School board welcomes new student reps; says thanks to Scott and Pineda


Rahma Gaye of Capitol High School and Christine Zhang of Olympia High School took the oath as student representatives to the Olympia School District Board for the 2022-2023 school year.

Darcy Huffman, OSD Board of Directors vice president said the board received 17 applications from Capital High School and Olympia High School. "It means that students really want to be involved. They want their voice heard. I think it is important for us as board members to offer them opportunities.”

She noted that Gaye and Zhang's interview skills were impressive. "I am looking forward to working with you."

Both Gaye and Zhang were thankful for the opportunity to be a part of the school board.

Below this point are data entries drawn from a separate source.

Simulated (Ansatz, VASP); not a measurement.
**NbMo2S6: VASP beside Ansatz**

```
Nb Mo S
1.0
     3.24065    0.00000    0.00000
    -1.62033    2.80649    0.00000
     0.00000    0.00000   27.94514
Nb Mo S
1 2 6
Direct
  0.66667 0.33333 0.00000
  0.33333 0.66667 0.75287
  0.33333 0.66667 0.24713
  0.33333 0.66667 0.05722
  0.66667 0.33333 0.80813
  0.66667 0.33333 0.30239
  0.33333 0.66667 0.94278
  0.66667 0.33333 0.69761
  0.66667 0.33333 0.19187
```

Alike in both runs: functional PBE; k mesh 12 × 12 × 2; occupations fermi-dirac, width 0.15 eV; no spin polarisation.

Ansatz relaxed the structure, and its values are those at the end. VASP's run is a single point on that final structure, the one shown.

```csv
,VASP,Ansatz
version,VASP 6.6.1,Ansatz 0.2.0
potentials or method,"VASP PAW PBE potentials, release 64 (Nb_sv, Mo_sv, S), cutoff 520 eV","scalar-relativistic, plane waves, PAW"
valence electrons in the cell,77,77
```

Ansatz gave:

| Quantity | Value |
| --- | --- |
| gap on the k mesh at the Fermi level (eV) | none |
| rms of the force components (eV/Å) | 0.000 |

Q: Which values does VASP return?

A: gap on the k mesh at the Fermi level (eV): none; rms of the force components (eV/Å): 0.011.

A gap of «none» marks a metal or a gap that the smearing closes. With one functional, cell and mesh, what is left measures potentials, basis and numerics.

OSD Board of Directors president Maria Flores swore in the new student representatives during the board's meeting last night, replacing outgoing student representatives Matthew Scott and Michelle Pineda whose term ended June 23

On its statement, OSD is still waiting until August 21 for incoming junior and senior Avanti High School and Grade 11 and 12 Olympia Regional Learning Academy students to apply for the seats set aside for them on the board.

Thanks for Matthew and Michelle

Directors Justin McKaughan, Scott Clifthorne and Huffman thanked Matthew Scott and Michelle Pineda for their service, with Director Hilary Seidel describing both as exceptional students.

Scott will be studying at West Point Military Academy in the fall.

"Getting accepted to the West Point is remarkable and something to celebrate," Seidel told Scott. "Thank you for being such a good caretaker. It warms my heart to know that young people like you are joining the military, which is a vital role in our society."

"Thank you for your service and thank you for the service that you are getting ready to move on to," Murphy told Scott.

"My time as a student rep allowed me to learn about how our district works from the inside, and I have experienced the policymaking process in a hands-on environment,” said Scott.

“The opportunity to contribute to discussions, hear from students and community members, and advise members of the school board and district staff has been an incredibly rewarding experience."

Pineda has scholarship offers after applying to five or six colleges, Seidel said.

"Michelle joins our board halfway through what would normally be the student's terms. And right away, she's jumped into the rigorous dialogue and research and thinking about policy and its impact on students daily. She brought her fearless self to our board meeting," Seidel said of Pineda.

Pineda, according to Flores, is a "fierce advocate for justice."

Flores recounted Pineda was offered admission to a college, which asked her some discriminatory questions about her status based on the fact that she is a Latina.

"But [Pineda] wrote the most eloquent letter to that college explaining how they discriminated against her and how she is not going to attend that college because of the way they made a lot of assumptions and misunderstanding, and it was incredible,” Flores said.

“I hope that Michelle will become a lawyer or civil rights activist. She has a clear sense of justice and the ability to fight for it."

The board president refused to name the college institution.

On the OSD website, Pineda said the work as a student representative was fulfilling. "I am glad I was able to be proactive in our school system, witness firsthand the district's work, and be included in decisions that affect my peers and me."